KL from base trainer #311

xantheocracy · 2025-12-02T11:07:33Z

No description provided.

xantheocracy

in progress

xantheocracy · 2025-12-02T11:09:06Z

conf/mitigation_strats/strat/kl_from_base_penalty.yaml

@@ -0,0 +1,3 @@
+name: kl_from_base_penalty
+kl_from_base_coef: 0.001


this coefficient is completely arbitrary

I have no intuition on how to set it in a sensible way; I suppose this will require a hyperparameter sweep

If you can add that as a comment just so we know it is arbitrary directly from the code that would be great!

conf/mitigation_strats/strat/kl_from_base_penalty.yaml

src/unexploitable_search/train/mitigation_strats/train.py

xantheocracy · 2025-12-04T16:18:08Z

we previously referred to the instruction-tuned model as base_model throughout the codebase which was a little inaccurate
- as this generally refers to a model with no post-training aiui
now that the codebase also contains reference to the actual base model for computing KL, I figured that would be too confusing so I've changed the code to refer to it_model for what we previously called base_model
the it_model config contains a reference to its base model as base_hf_path

there is a non-trivial chance this has introduced bugs sorryyyyyyy <3 but I think it would have been insanely confusing to keep the old naming convention

xantheocracy

seems reasonable‽

stefan319

Calculation of kl divergence looks good! Have a question about whether it should be used in the loss or for logging.

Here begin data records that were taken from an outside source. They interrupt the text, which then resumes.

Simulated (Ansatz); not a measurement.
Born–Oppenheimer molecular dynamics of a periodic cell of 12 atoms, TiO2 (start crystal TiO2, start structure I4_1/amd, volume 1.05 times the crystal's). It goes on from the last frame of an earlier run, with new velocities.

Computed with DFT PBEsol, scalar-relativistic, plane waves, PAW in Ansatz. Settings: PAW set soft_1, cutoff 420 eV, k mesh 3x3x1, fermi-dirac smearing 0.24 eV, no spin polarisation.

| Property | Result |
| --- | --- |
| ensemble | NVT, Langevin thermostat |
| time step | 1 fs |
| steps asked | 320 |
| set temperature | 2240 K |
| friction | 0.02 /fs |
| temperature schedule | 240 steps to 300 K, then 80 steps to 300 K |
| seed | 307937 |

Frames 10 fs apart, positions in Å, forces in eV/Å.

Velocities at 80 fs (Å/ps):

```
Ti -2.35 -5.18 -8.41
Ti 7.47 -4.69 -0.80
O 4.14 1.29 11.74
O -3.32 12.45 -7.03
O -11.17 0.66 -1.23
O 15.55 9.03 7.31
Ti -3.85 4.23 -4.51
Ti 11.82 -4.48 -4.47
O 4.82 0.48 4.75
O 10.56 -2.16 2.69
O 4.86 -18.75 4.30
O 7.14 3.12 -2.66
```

stefan319 · 2025-12-05T16:11:14Z

src/unexploitable_search/train/trainers/kl_from_base_trainer.py

+
+        num_valid = valid_mask.sum().clamp(min=1.0)
+        kl_divergence = kl_per_token.sum() / num_valid
+        loss = loss + self.kl_from_base_coef * kl_divergence


My understanding of this ablation is we wish to decompose kl divergence as D_{KL}(\pi || \pi_{ref}) = -H(\pi) + \text{CrossEntropy}(\pi, \pi_{ref}). Then by calculating entropy and kl divergence we can understand the role of cross entropy in the PRG. I believe this means we only need to track kl divergence not append to the loss?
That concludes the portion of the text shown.